Just wanted to discuss get a few tips for my next loaf.

Please see my previous posts where I was having problems with my starter not doubling. I then started wrapping it in a hot water bottle after feeding and it seemed to do the trick.

After a week of it rising and falling predictably I thought it was time to bake.

I was following the tartine recipie but halved everything to make one loaf.

So it was

100g leaven
375g water
500g flour
10g salt

I made my leaven Thursday night and left it overnight wrapped in the hot water bottle.

Friday morning I did the float test and it floated. I then did my mixing.

For the stretch and folds I did them every half hour for the first 2 hours and then one more after an hour. So after this 3 hours I left my dough to do the bulk ferment.

Originally I thought this was going to take ages as my house is pretty cold. But then I made a proofing box in my oven and it was sat at 72 degrees. Because of plans and other stuff I left it for a further 7 hours until I did my preshaping. This was too long I believe.

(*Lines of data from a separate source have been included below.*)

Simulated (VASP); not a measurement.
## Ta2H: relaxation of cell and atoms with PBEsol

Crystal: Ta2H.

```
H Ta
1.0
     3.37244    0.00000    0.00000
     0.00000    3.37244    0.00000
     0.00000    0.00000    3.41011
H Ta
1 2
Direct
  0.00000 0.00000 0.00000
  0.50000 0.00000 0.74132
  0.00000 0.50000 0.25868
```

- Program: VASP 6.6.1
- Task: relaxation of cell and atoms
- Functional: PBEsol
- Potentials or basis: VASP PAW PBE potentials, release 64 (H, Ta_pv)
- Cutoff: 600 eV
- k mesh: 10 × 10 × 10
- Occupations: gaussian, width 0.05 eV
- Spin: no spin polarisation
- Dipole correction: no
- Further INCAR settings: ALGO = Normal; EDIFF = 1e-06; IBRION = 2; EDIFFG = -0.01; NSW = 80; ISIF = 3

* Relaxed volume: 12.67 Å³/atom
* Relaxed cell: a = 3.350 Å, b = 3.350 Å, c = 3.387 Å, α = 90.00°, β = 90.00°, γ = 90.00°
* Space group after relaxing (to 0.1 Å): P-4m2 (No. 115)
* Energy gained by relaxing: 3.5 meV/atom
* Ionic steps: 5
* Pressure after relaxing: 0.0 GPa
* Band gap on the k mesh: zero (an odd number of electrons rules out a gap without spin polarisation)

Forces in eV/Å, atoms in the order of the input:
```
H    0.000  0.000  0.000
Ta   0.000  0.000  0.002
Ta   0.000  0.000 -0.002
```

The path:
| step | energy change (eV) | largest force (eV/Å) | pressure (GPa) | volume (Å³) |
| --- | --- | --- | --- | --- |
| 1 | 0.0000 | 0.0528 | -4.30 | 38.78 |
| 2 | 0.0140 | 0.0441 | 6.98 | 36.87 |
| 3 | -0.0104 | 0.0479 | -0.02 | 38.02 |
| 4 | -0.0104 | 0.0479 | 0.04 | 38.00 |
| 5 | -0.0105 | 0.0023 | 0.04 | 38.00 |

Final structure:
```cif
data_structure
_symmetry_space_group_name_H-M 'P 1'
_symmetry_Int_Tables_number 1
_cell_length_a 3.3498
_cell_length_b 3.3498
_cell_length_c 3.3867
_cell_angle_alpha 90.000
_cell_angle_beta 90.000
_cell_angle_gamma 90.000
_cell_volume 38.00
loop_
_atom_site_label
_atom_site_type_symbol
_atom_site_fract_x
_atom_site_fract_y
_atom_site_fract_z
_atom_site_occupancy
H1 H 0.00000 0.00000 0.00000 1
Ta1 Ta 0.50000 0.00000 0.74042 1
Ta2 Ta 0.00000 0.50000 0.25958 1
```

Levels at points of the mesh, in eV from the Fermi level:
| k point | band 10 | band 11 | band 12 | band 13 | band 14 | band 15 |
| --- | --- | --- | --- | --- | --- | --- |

When coming to do my preshaping I thought I had really messed up and overproofed it as it was so wet and hard to tighten. I had to do 2 preshapes to get any sort of structure but it was still wet and sticky.

After this I did my bench rest and final shaping and put it in my basket. I pinched the sides into the middle and left it in the fridge for 9 hours. After putting it in the fridge I was a little disappointed and thought it was going to turn out like one of these gummy pancakes.

But after dumping it onto my parchment paper it seemed to be holding some shape.

I don’t have a razorblade so used a sharp knife to score it and did the Dutch oven cooking method – 20 mins lid on, 30 mins lid off

Overall I think it turned out ok for my first loaf. But wanted to discuss a few points

There is no big expansion or ear – I presume my score wasn’t deep enough?

How do you guys think the crumb looks? I think it is a tiny bit gummy but no where near as bad as I was thinking.

Is the tartine recipe a hard one to follow for your first time? Would you choose a simpler one?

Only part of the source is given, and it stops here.